The real threat to Hillary Clinton’s pursuit of the US presidency is not Donald Trump, but the FBI. I’ve held that view all along, and I still hold it, even though the Bureau has decided not to prosecute her for mishandling classified government information – for anyone who’s switched off US politics these last few months, the great email affair was her use of a private email server for official business when she was Secretary of State.

So Hillary has been spared the ultimate disaster: a criminal indictment that would surely have forced her to end her candidacy. But the fall-out from the email scandal isn’t over – and had she been running against any other opponent than Trump, it might well have proved fatal.

Here is a candidate, whom voters already consider slippery and untrustworthy, being publicly criticised by the head of her own government’s top law enforcement agency for having been “extremely careless” in her handling of government material. For good measure James Comey, the FBI director, suggested it was possible, indeed likely, her email had been hacked by a hostile state or agent, quite possibly both.

All that saved Clinton was the fact that the investigating agents could find no evidence of intent. If so, one can only conclude that this supremely experienced politician, who prides herself on her competence, didn’t know what she was doing.

FBI director says 'no charges' for Hillary Clinton amid email scandal

Daily, she castigates Trump for his recklessness, his lack of judgement, and a temperament that disqualifies him from the country’s top job. Now whose judgement is lacking? Daily, she refers to her record as senator and Secretary of State as proof that she’s perfect presidential timber. Really, if she can’t even follow the rules for protecting government secrets? Who’s reckless now?

Offered this sort of present four months before election day, any other Republican opponent would have cashed in. He would be mentioning it every day, the airwaves would be flooded with attack ads, and campaign surrogates would have been spreading the message to every corner of the land. Not Trump.

Yes he’s weighed in on the issue, tweeting away about “Lying Crooked Hillary”. But then he’s quickly spoiled the effect by claiming the episode proves the entire US judicial system is rigged, even that Attorney General Loretta Lynch, head of the Justice Department of which the FBI is part, had been bribed by the Clintons.

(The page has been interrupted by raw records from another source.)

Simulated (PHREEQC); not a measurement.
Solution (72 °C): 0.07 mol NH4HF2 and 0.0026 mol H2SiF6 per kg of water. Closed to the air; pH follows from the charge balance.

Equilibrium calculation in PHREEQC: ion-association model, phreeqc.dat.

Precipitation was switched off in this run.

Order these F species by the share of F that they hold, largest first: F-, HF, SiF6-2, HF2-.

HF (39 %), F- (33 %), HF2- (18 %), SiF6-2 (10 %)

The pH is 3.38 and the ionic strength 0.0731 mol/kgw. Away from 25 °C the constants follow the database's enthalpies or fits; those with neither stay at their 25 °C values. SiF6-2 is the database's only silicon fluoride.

The problem is that if there’s a straight arrow in US government, it’s Comey. He was a top federal prosecutor before serving as deputy Attorney General during the last Republican administration, but who in 2004 prevented top Bush officials from getting the then Attorney General John Ashcroft to sign off on an extension of the government’s secret domestic wiretapping programme.

And he wasn’t exactly tender on Clinton in the extraordinary statement he delivered on Tuesday to announce the FBI’s decision not to recommend prosecution. You can argue (and some former Justice Department officials already have) that he grossly exceeded his remit in delivering his “extremely careless” verdict about Clinton’s behaviour.

The right course, they argue, would have been to have simply put out a statement that after due investigation (in this case lasting 12 months) the FBI had decided not to seek a prosecution. And that would have been that. Except that in this overheated political moment, it wouldn’t have been that. Comey would surely still have been summoned by Republicans to a Congressional committee hearing to explain himself on live TV.

That’s what happened on Thursday. It was a nakedly partisan occasion, with Democrat members of the panel lobbing softballs, and Republicans trying to elicit further damaging comments from Comey for use in future attack ads – or, however improbably, to show him up as a craven tool of the Democratic establishment.

On both counts they failed. But the email saga will run and run. Lynch is to face a Senate committee next week to explain why she agreed to a 30-minute private meeting with ex-president Bill Clinton, a few days before the Bureau was about to conduct its interview with his spouse. Both insist that it was just a catch-up chat between two old friends, grandchildren and all that. But as a recklessly inappropriate encounter that could be perceived as an attempt to subvert the course of justice, it takes some beating.

Meanwhile Republicans are trying to stop candidate Clinton from receiving national security briefings (as is the norm for the two candidates in the final weeks of a campaign). Further down the line, if she does win the White House, security clearances for some of her closest aides could now be problematic.

Most serious, the whole episode feeds into negative public perceptions of the Clintons. Look at her previous comments on the subject – you are reminded of the expert lawyer she is, slicing and dicing the facts, at each instance giving the least possible ground, rarely lying outright, but always, as they say, economical with the truth.

Next, what about those thousands of “personal” emails she erased from her private server? Were these really exclusively personal? And the entire email saga raises yet again the issue of how the Clintons seem to treat the law as something that applies to other people, but not them. Where they are concerned, even Trump’s bluster against a “rigged” judicial system starts to ring true.

The email affair raises memories of Clinton scandals past, whether real or imagined. After decades of political harassment by Republicans, almost all of it unmerited, you can understand her caution and her obsession with privacy and why she risks so little. Whatever she lets out, she feels, will come back to bite her. But the whole thing has Americans wondering whether they really want another four years (or eight) of the Clinton psychodramas.

She can thank her lucky stars she is running against Trump, who generates even more controversy, whose disapproval ratings are higher even than hers. In the hands of any other Republican opponent, the FBI card might have guaranteed victory. Even with Trump, it still could.